Spies never sleep: Espionage-inspired artworks
The artworks in the exhibition "We never sleep" at the Schirn Kunsthalle in Frankfurt are inspired by the mysterious work of secret agents.
Newsprint camouflage
Everyone knows the cliché of the spy casually observing a target while pretending to read the newspaper. The Canadian artist Rodney Graham uses the classic motif in the form of a light box ad. He played the role of the alleged spy.
Control tower, 20 miles away
Global surveillance needs infrastructure. US activist and photo artist Trevor Paglen specializes in taking photos of secret military bases in remote or restricted areas from several kilometers away. At the Schirn museum, he presents "telephotography" motifs as well as a list of names and codes of secret military programs.
Critical of the regime
"I'm not holding my breath" — that's what East German artist Cornelia Schleime called her 1982 performance, a critical view of the GDR's surveillance state. After German reunification, she had access to the files the Ministry of State Security, or Stasi, kept on her. Her wry response: "Here's to continued good cooperation."
Reminder of the Barschal scandal
In 1987, the conservative premier of Germany's northern state of Schleswig-Holstein, Uwe Barschel, resigned after leaks that his office had spied on the Social Democratic rival in the state election. Shortly afterwards, Barschel was found dead in the bathtub of a Geneva hotel, a scene Thomas Demand reconstructed for photographic works.
Modified data streams
Simon Denny, an artist from New Zealand, is looking for the interface of design, technology and language in the communication of secret services. First presented at the 2015 Venice Biennale, this installation was part of the "Secret Powers" project. It shows a map of the world: New Zealand is at the center and data streams to the US and Australia.
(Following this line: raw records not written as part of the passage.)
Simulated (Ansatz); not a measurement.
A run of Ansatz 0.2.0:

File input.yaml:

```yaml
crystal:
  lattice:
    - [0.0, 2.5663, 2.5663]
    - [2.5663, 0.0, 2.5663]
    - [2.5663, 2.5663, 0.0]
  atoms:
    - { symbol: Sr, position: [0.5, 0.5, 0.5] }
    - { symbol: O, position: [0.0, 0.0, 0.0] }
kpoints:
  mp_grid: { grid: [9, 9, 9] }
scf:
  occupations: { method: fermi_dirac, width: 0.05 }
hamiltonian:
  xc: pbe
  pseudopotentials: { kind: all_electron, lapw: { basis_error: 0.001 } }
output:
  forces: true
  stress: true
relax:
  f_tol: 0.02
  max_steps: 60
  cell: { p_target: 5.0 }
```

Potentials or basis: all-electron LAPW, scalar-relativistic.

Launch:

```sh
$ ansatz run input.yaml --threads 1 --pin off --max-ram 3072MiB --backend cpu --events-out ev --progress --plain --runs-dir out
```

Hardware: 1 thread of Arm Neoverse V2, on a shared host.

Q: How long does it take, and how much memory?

Snippets from secret talks
The investigative conceptual artist Jill Magid got in touch with secret agents for her "Spy Project." She was not allowed to record the conversations, so she took notes by hand and later used some of the key words in neon light installations. The Dutch secret service later censored and confiscated parts of her work.
Conspiratorial handover
Noam Toran's seven-minute film "If We Never Meet Again" shows two men meeting on a lonely country road from different angles. The Mexican artist employs typical camera angles from spy films — close-ups, wide-angles and views from above — that are intended to shift the viewers perspective on classic espionage scenes.